First Encounter: Roll 001
Viewed and Discussed on July 17, 1996
|The following record of a discussion between
Allison and Marek Jablonko shows the importance of dialogue in
triggering ways of looking at the images and new ideas.
Allison: "How would you choose any pictures from that first day? Are there any you would want to choose"?
Marek: "I don't know what 001:08 was supposed to be. The pledge of allegiance"?
Allison: "Perhaps you were saying 'How' to the 'Indians'"!
Marek: "I don't know which pictures to choose. The thing is...I guess...I was just overwhelmed by the number of the people who came to greet us and help us with our cargo. And I had difficulty understanding why they were so helpful, friendly, and out-going to someone they have just laid their eyes upon for the first time, and they had no idea what kind of a person I am and how I would treat them. Having lived for a number of years in an Anglo-Saxon country, I was surprised to see how much body contact the Maring were using. Surprisingly, I did not feel uncomfortable holding hands with a young Maring boy while we walked along the side of the airstrip. I would definitely choose 001:04,05, or 06. I think 04 is best."
|Allison: "What I like about 001:06 is that the
hilltop is visible. Also I like your body attitude: you are really
striding out. Now, if I hadn't heard what you just said about being
overcome, I would have read your posture as 'being fully in charge.'
It is a typical, self-confident, activity-oriented male posture among
Europeans. I would certainly read it as a display of the overweening
Westerner. Not only do the stuck-out chest, the pulled-back shoulders
and the upright head contrast to the posture of the Maring men seen
on the same photo, but there is a sharp contrast in the way the legs
are used in walking. You have a wide stride, in which the thighs
separate and the lower-leg continues this diagonal direction. The
legs of all the other people in the picture are different: the thighs
remain virtually together, while the lower legs seem to move
underneath, carrying the person along. I feel this is familiar from
the girl's dance, but here it is men. This is perhaps the only
picture we have of men walking along a flat open path. This is not
the sort of surface which they were used to moving over. But you had
spent most of your life striding along such paths, sidewalks, and
streets, as a matter of course. No wonder you moved this way. It is
only if the photograph is taken out of its environmental movement
context that a viewer would construe this as the 'White Bossman'
stereotype. This 'striding information' is not visible in 001:04 or
001:05 which are head-on shots."
Marek: "I think I would take 001:09. I don't think 001:10 is necessary, but I would certainly take 001:16. I can't connect 001:10 with 001:09. I can't see myself."

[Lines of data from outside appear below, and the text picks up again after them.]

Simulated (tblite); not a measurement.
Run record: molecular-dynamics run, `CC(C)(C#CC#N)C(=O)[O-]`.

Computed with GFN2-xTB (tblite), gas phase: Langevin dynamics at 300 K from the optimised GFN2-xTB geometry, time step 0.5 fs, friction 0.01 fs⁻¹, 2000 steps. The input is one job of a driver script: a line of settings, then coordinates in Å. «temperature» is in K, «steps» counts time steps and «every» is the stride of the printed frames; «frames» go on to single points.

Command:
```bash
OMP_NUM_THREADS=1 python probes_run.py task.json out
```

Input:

Allison: "I think you are off to the left. This is an example where we ought to enlarge it on the screen to see if we can get that information out of it. I like the sequence from 001:08 - 001:10 or 001:11. I started out [as the camera person]being interested in you making an initial speech of greeting, but, instead of focussing into the core of that -- spatially, frontally -- I moved further and further away, getting the larger spatial context, but missing relevant gestures and juncture points. This is an example of snapping for space and setting rather than for flow of interaction.
"The next sequence is Kavali taking names of people who are volunteering to carry our cargo for us. It goes from 001:12-001:14 and may include 001:11. Both 001:11 and 001:13 are my initial reaction to these New Guinea Highlanders that I was seeing for the first time."
Marek: "001:17 shows me sitting with a group of men near one of the houses where they will sleep. On 001:14,where Kavali is taking names, there is the young man with the bark head covering, standing in such a typical posture: arms folded across the chest [waiting, keeping warm]."
Allison: "Also 001:10 is the back view of a man holding one wrist in the other hand, another very familiar posture."
Marek: "We want 001:33 because it shows how small the plane is. Then I would take 001:37 to show the policeman in his belt and T-shirt, though it is too close to see the laplap, which is also part of his uniform."
April 16, 1997
|Allison: "The 37 photos on Roll 001 represent
initial contact with the Maring. We were not yet in Maring territory,
but in a transition zone between 'the outside world' and 'our field
location.' What is most striking about the photos from those two days
is their virtual exclusion of the European world which formed Simbai
and which supported our own activities.
"We were not in Simbai very long, and we were preoccupied with getting our possessions organized for the walk. Nevertheless, it is noteworthy that there is not a single photo of the mission station or of any of the mission personnel. The comment in the Photographic Index mentions Alan Johnson, the patrol officer at the time, as being present while we were unloading cargo (001:36). Careful scrutiny of the contact print reveals two European men, but they are definitely not 'the subject' of the photo."